The Market Project in Southeast Asia

Dorothy Taft travels to Yangon, Myanmar, meeting with trauma care organizations, advocates working to end the exploitation of men and women, potential workshop partners, and training institutions.

Known to many as Burma, the Republic of the Union of Myanmar is situated on the eastern side of the Bay of Bengal and Andaman Sea and is bordered by Bangladesh, India, China, Laos, Thailand, and China.

In February, Dorothy traveled to the capital city, Yangon. She met with various organizations, local businesses, representatives from the US Embassy, among others in order to lay the foundations of what we hope will become a business endeavor sponsored by The Market Project.

Myanmar is a country of approximately 51 million people, and most are Theravada Buddhists. Most are ethnically Burmese however Shan, Karen, and Rakhine are among the many minority groups. A military dictatorship ruled the country until it formally ended in 2011, giving way to a fledgling democracy. Although Myanmar is currently the chair of ASEAN (Association of Southeast Asian Nations), Myanmar has been embroiled in one of the world’s longest running civil wars, has one of the world’s largest income gaps, and ranks merely 150 out of 187 on the human development index.

The Market Project’s intention is to meet the needs of a group for whom official statistics do not exist. Countless numbers of boys, girls, women, and men are subject to sexual exploitation and violence. Numerous others are forced into labor, sequestered into refugee camps, or marginalized on the edges of society. Our goal is to explore and develop a safe and trauma-informed place of employment and through meaningful employment, help traumatized victims break the cycle of oppression.

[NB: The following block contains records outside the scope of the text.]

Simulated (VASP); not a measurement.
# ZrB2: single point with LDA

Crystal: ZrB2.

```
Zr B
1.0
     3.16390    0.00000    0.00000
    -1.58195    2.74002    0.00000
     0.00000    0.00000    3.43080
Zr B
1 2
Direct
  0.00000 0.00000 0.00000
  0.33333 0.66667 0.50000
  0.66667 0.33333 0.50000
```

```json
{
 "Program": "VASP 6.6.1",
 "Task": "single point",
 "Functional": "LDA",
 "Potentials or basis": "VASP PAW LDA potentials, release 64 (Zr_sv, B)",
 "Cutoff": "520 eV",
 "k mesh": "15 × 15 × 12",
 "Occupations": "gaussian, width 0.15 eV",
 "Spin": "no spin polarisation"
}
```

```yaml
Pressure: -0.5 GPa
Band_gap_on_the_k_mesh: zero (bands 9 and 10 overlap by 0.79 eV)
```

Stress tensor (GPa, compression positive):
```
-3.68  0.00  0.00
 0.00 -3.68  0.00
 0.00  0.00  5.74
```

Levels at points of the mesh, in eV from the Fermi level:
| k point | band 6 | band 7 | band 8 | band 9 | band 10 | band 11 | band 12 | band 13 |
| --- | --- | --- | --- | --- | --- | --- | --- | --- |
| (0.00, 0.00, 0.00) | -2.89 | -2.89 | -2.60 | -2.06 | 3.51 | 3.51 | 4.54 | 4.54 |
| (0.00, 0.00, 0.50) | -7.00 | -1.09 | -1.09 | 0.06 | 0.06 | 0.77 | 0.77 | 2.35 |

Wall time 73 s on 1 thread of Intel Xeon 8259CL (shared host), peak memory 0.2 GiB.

Throughout her time in Myanmar, Dorothy had the opportunity to meet with individuals from several organizations, potential workshop partners, and other institutions. One of those meetings was with representatives from a large international NGO. The conversation confirmed that The Market Project’s work-as-healing model will help fill in a huge gap in already vibrant work rescuing and rehabilitating victims of human trafficking.

Dorothy was also able to identify a potential business partner that is interested in providing local support for a TMP enterprise. She also met with those who work for several preexisting social enterprises, first response, and care organizations that are already doing important work to reintegrate survivors of sex trafficking. We believe The Market Project will not only be able to partner with these organizations to be more effective in breaking the cycle of oppression, but we will also be able to learn valuable practical information from those who have already been working in Myanmar.

We are very hopeful and excited for the day when we can join hands with those already doing groundbreaking humanitarian work in Myanmar. Dorothy’s trip not only sowed the seeds for a fruitful enterprise, but we were also able to determine what is already being done well and how we can fit into the bigger picture in Yangon.